Hazelnuts... one of my favorite nuts!
What is the difference between a Hazelnut and a Filbert and a Cobnut? This is a convoluted issue with a lot of history, but here is my best attempt to piece it all together:
To begin with, there are between 14-18 species in the Corylus genus, depending on the botanist. All of the Corylus species are technically in the Corylaceae Family which many modern botanists are calling the Hazel family. Therefore all Corylus species produce “hazelnuts” in a general term.
The name “hazel” likely comes from the Anglo-Saxon word haesel which means bonnet or head-dress. This describes the shape of the shell surrounding the nut. It is unlikely describing the color of the nut.
Many hundreds of years ago, the hazel species in Britain were given the common name “filbert”. Species that were discovered by British botanists in later years were often given the common name filbert if they were a shrub and hazel if they were a tree.
So where did the name “filbert” come from? There are two possible reasons for this name. The first is that the nuts mature around 22 August, a.k.a. St. Philibert’s Day (Saint Philibert of Jumieges was a French monk). The second reason is that the husked shell of a hazelnut resembles a beard, and the German word for “full beard” is vollbart. Over time, with English influences, this word may have became “filbert”. However, no one is really sure which the real origin of the name is.
With all that said, any Corylus species that have the common name “filbert” (i.e. European Filberts, Common Filbert, etc.) produce filberts, but they technically are all hazelnuts.
Kentish Cobnuts... fresh and ready to eat.
Now to further confuse the issue, some varieties of hazels grown in Britain are called “cobnuts”. This was based on a game kids used to play with the nuts where the winning nut was called the cob. Most cobnuts are cultivars of a variety named Kentish Cob. Cobnuts are also unique in that they are typically sold fresh, not dried. This gives the nuts a seasonal market and unique culinary uses.
To be complete in my explanation, some will say that filberts are longer and thinner, and non-filberts are shorter and more round. This is sometimes true, but is often based on species and varieties/cultivars.
A selection of nuts from an unspecified and unnamed group of British trees.
Note the variation on sizes and shapes...

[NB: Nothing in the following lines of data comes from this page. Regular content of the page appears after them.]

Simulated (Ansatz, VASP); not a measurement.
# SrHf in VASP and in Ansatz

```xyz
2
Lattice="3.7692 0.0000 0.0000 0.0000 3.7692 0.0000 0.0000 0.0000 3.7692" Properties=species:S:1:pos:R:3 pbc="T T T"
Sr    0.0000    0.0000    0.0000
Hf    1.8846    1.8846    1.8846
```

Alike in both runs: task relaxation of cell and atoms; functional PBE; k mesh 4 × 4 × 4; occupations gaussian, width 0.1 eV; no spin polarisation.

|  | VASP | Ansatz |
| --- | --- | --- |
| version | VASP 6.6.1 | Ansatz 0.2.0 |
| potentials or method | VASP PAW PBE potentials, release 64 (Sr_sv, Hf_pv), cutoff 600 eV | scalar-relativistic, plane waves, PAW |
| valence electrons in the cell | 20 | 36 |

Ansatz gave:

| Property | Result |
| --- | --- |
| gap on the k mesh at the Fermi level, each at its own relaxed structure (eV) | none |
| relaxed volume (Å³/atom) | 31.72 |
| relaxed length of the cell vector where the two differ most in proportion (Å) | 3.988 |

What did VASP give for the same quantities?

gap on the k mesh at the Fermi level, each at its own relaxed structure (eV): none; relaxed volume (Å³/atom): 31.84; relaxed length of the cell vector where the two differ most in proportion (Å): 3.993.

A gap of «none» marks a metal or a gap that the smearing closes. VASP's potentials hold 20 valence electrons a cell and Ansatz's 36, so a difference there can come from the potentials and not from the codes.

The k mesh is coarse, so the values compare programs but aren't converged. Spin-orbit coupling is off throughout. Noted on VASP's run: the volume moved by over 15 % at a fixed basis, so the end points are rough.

Finally, what really throws this whole naming scheme off is that people have regional preferences for what they call the nut from Corylus species. If you are in eastern North America, they may be called either filberts or hazelnuts depending on your family history. If you are in the Pacific Northwest, they are filberts to the older generation; the younger generation knows them as hazelnuts thanks to marketing starting in 1981. If you are in England or Europe, you probably call then filberts unless you specifically are speaking about cobnuts. If you are in Turkey, you probably call them hazelnuts. Of course, in Asia the local names are completely different.
So there you have it. In the end, I don't really care what they are called. These are just one of my favorite nuts!